Housing advocates know a supply shortage is behind our runaway rents. But their two closest groups of allies sit on either side of the issue, and each see the debate in existential terms. iStock photo illustration

As a statewide rent control referendum starts to look more like a real possibility, some housing advocates may soon find themselves in a tricky spot. 

Supporters of a proposed ballot question that would give cities and towns the ability to cap rents along with sweeping powers to regulate the rental market, cleared a major hurdle last week. 

Attorney General Andrea Campbell’s office certified a petition championed by a prominent Cambridge state representative, Mike Connolly, effectively giving it a green light to start collecting the nearly 90,000 signatures from across the state it needs to assure it a spot on the ballot regardless of the state legislature’s moves. 

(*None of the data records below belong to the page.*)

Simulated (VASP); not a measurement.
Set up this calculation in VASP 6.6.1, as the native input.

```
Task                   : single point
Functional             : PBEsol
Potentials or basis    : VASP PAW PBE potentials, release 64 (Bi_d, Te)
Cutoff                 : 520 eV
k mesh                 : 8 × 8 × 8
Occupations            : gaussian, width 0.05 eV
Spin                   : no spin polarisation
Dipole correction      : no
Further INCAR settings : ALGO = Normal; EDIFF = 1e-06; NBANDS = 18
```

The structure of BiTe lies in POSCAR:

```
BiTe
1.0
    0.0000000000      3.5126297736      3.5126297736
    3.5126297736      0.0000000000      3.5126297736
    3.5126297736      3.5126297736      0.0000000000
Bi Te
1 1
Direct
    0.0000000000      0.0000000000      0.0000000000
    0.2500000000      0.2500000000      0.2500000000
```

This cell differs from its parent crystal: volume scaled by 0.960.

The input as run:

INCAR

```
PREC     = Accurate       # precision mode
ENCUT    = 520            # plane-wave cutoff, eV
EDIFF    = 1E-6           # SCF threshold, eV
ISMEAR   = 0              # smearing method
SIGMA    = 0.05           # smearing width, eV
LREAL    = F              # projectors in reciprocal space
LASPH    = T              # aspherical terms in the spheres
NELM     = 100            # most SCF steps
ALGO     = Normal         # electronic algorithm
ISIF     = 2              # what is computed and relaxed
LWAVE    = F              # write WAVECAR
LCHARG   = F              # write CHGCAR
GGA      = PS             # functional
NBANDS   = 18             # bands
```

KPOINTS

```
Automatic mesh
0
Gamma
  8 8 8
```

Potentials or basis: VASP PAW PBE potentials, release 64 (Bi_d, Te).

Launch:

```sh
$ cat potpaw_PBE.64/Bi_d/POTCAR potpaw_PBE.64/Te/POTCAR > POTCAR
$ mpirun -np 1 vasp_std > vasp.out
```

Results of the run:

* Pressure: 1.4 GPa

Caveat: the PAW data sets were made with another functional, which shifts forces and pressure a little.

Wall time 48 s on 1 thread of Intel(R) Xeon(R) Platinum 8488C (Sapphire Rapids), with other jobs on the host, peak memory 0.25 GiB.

Commercial development trade group NAIOP-Massachusetts has already promised a legal challenge, and a coalition of real estate groups, including the Greater Boston Real Estate Board and the Small Property Owners Association, are now weighing whether to join in the fray.  

But barring a reversal in the courts, the proposed referendum, which would repeal a 1994 law that banned rent control, will go before voters in November 2024. 

No One’s Talking 

Before writing this week’s column, I reached out to Abundant Housing Massachusetts, the Metropolitan Area Planning Council, the Massachusetts Housing Partnership, the Citizens Housing and Planning Association and the former head of the Massachusetts Affordable Housing Alliance. 

All these groups have done excellent work trying to help regular families here in the Bay State have a fighting chance at securing a decent place to live, whether it’s an apartment, a condo, or that all but extinct species, a reasonably priced starter home. 

But no one was rushing to call back, which, frankly, did not surprise me – nor would I suggest it is any negative reflection on them. 

All Massachusetts’ major housing advocacy groups clearly understand arguably the central factor that has driven up home prices and rents to insane levels across Greater Boston and increasingly beyond the Interstate 495 belt as well, namely the sharp, decades-long decline in the construction of new housing. 

And there is also a broad understanding that entrenched NIMBY attitudes in local communities, as well as local permitting rules that can drag out project approvals for years. 

Armed with that understanding, it would be surprising if one or more of these major housing advocacy organizations came out in support of the rent control referendum. 

Yes, supporters of the push to revive rent control note it exempts new construction for the first 15 years. And Boston Mayor Michelle Wu’s plan would allow rent increase up to 10 percent in some cases, which supporters contend should be enough to cover any reasonable developer’s pro forma. 

But any way you cut it, rent control is still rent control, with Wu’s plan and now Connolly’s statewide referendum for the most part adamantly opposed by private-sector developers, who, after all, we rely on to build the lion’s share housing in our society. 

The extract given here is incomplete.